Oh yeahhhhhh. That.

Screen shots of 100% humidity and directions to find a place

Even though I last touched Chinese soil a mere 11 months ago, how quickly I forgot what daily life entails!

The pics above highlight two of those items. The first, on the left, is that no matter how many times I pumped myself up both silently and verbally (my husband can attest to the latter), I forgot how humid it actually is here. Please note that it was 100% humidity at 7:08am. But not to worry — it didn’t stay like that all day. By 3:31pm it was 96F with only 35% humidity.

The photo on the right shows how I have to prepare for any excursion where I need directions but don’t want to pay for the data to use my maps in real time. To begin with, I have a photo of the exterior of my apartment building and a mini map with Chinese street names for said building. This is crucial for when I inevitably get in a taxi and need to tell the driver how to take me home. If the map doesn’t do the job I show the picture and then s/he *hopefully* gets it. The other 11 screen shots show the steps required to get from my apartment to Du Fu’s cottage. Since data is at a premium, and I don’t want to actually buy a Chinese cell phone, I map out my route using wifi in my apartment before I leave. Most of the time this is sufficient and I get where I need to go, but sometimes it fails. That’s where the real fun begins!

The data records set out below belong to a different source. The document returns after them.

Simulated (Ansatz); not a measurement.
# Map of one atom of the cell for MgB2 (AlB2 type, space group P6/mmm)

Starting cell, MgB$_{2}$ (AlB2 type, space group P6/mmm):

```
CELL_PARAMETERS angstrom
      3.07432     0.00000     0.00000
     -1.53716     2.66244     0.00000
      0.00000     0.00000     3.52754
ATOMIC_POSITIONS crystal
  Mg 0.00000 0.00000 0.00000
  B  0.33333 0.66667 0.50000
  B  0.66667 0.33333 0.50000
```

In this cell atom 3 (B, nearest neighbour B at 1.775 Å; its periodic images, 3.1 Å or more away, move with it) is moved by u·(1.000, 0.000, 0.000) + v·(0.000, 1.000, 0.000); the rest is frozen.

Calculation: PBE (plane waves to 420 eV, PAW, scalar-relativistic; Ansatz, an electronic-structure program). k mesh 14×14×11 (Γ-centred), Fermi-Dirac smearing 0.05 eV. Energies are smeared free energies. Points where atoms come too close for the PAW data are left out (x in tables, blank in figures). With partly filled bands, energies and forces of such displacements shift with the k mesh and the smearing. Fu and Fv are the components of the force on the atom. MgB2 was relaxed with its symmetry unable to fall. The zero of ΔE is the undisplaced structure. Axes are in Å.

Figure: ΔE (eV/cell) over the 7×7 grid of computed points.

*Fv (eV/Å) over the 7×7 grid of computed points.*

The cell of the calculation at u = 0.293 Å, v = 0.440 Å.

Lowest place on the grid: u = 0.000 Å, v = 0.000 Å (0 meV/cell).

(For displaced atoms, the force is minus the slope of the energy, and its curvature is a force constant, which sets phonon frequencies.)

Pro tip: load the map before you leave the wifi/vpn zone as GPS will still track you while you’re moving around.


And now for a list of further items I’d forgotten about in no particular order:

  • Men creating makeshift belly shirts. Employed as a cooling mechanism, the shirts aren’t actually completely removed, but rather the bottom is rolled up under the neck of the shirt so it’s about in line with their nipples. Honestly though, I can’t blame them (see: aforementioned humidity).
  • Noise. As with any mega-city of 14 million people, you’re gonna get noise. But what I especially forgot about is how scooters honk at you, the pedestrian, while they’re trying to drive down the sidewalk.
  • Which brings me to the next one — how many times a day I almost get hit by a car or scooter. Oh what’s that? There’s a green walk sign? Make sure you not only look both ways, but also in front of you, behind you, and in every possible diagonal direction. I’m sure there are rules of the road here. There has to be since I know people have to pass a driver’s test. What those rules actually are, or how quickly people put them out of their minds is the real question. With scooters AND CARS driving on the sidewalk, crossing the actual street is essentially a game of Frogger.
  • The stares. I’d say 2 out of 3 people I pass on the street open-mouth stare at me. I didn’t completely forget about this before I returned this summer, but it’s still a lot to handle sometimes. Like, hey, I’m just trying to buy this Coke without makeup and unwashed, sweaty hair in a ponytail. Move along, now is not the time to soak up this view.
  • Plans are never fully finalized. Like, ever. For example, showed up last Monday morning to teach and found that they hadn’t reserved classroom space for us at all the entire time we’re here. That part has been sorted out, but we’re still making changes to the end of our program even though we’ve all known we would be coming over for the better part of a year. I don’t get too riled up over this though. I know it comes with the territory and things eventually sort themselves out.
  • Squat toilets in combination with open windows. Nothing quite like the threat of mosquito bites to the nether regions while you’re testing the flexibility of your 30-something-year-old knees.
  • Let’s end on a high note, shall we? For all the things about China that are different from the US, I can’t stress enough how amazing the people are that I meet here everyday. Of course those that I come into contact with through teaching and living in this expat apartment are great, but I’m talking everyone. Down to the employees at Wal-mart (yes it’s where I shop now) who watched me struggle to read shampoo bottles and laundry detergent containers and then picked one off the shelf, made some improvised sign language about how it was good for my specific hair and good for my clothes and smiled at me. We actually couldn’t verbally communicate with each other, but it didn’t stop them from finding a way to help me.

Of the 30+ countries I’ve traveled to in my life, China continues to be one of the most exciting, challenging, rewarding, wonderfully strange places I’ve ever been. I love it here.